When your friend group has expensive taste
I’ve been the “no thanks, I’m good” friend at dinner, and yeah, it can feel awkward.
Everyone wants cocktails, brunch, concerts, Ubers, matching outfits, the whole thing. And you’re sitting there doing mental math like, “If I say yes to this, my bank account is going to cry on Tuesday.”
So first: you are not cheap. You are not boring. You’re just trying to keep your life from turning into one giant overdraft alert.
And honestly? That’s smart.
Stop treating every hangout like a test of friendship
This one matters a lot. If your friends make you feel weird for spending less, that’s not a money problem — that’s a friendship problem.
I’ve had friends assume I was judging them just because I skipped a $28 mocktail. Nope. I just didn’t want to pay restaurant prices for juice and ice.

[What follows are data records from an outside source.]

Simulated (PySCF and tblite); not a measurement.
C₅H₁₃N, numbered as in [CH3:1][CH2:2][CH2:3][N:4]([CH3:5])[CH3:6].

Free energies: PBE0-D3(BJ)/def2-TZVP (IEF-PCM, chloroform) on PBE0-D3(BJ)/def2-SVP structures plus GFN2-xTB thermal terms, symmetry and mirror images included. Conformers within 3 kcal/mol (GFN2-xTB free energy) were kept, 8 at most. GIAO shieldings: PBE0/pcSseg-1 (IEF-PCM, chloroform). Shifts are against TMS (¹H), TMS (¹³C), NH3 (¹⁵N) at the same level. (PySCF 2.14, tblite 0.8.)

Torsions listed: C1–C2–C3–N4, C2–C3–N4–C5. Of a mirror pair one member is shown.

So say this in your head and maybe out loud if needed: different budgets, same friendship.
You do not need to match every spend to prove you belong.
Know your real monthly “fun money”
Most people don’t overspend because they’re reckless. They overspend because they never decide on a limit first.
So do this:
- Pick your monthly income after essentials
- Set a number for social spending
- Stick to it like it’s non-negotiable
A simple split works well for a lot of people:
- 50% needs
- 30% wants
- 20% saving/debt
But if your friends are expensive and you want to save faster, I’d honestly go harder on the “wants” bucket. Something like 15–20% max for social stuff can be a lifesaver.
And yes, that includes all the little extras — Ubers, birthday gifts, coffees, “just one drink,” parking, and random food runs. That stuff adds up fast. Like, shockingly fast.
Decide your “yes” budget before the invite shows up
This is a huge one.
If you wait until Friday night to decide whether you can afford the group dinner, you’ll probably say yes out of panic or FOMO.
So make a rule:
- 2 planned splurges per month
- 1 spontaneous outing max per week
- Or whatever number actually fits your life
When someone invites you out, you’ll already know if it fits.
That tiny bit of planning saves you from the emotional spending spiral. And that spiral is expensive.
Use the boring line that works every time
You do not need a dramatic explanation.
You can say:
- “I’m keeping things low-spend this month.”
- “I’m on a budget, so I’m skipping this one.”
- “I’d love to come, but I’m doing cheaper plans right now.”
- “Can we do something more low-key?”
Simple. Calm. No apology speech.
And if someone pushes back, that says more about them than you. Seriously.
One of my favorite money-saving skills has been learning to say no without overexplaining. The more you explain, the more people feel entitled to debate your budget.
Become the person who suggests cheaper plans
If your friend group only ever does expensive stuff, take the wheel.
You don’t have to sit around waiting for affordable plans to magically appear. Make them.
Try these:
- Picnic in the park
- Potluck dinner
- Movie night at someone’s place
- Coffee walk instead of brunch
- Free museum day
- Beach, hike, or board games
- Home happy hour with snacks from the grocery store
And honestly, some of these are better than the pricey versions.
I’d rather laugh on a couch with good snacks than sit in a loud restaurant paying $19 for pasta that tastes fine. That’s just me. But also… I’m not wrong.
Build your own “cheap fun” identity
This sounds a little silly, but it works.
If you always frame low-cost plans like a sacrifice, they’ll feel like punishment. So don’t do that.
Instead, get genuinely good at cheap entertainment.
Make a list of things you actually enjoy that cost little or nothing:
- Long walks with a podcast
- Thrift store browsing
- Free events
- Home coffee dates
- Cooking with a friend
- Library visits
- Sunrise or sunset meetups
And make these plans feel intentional, not second-rate.
People who save well usually aren’t just “disciplined” — they know how to enjoy their life without spending all the time.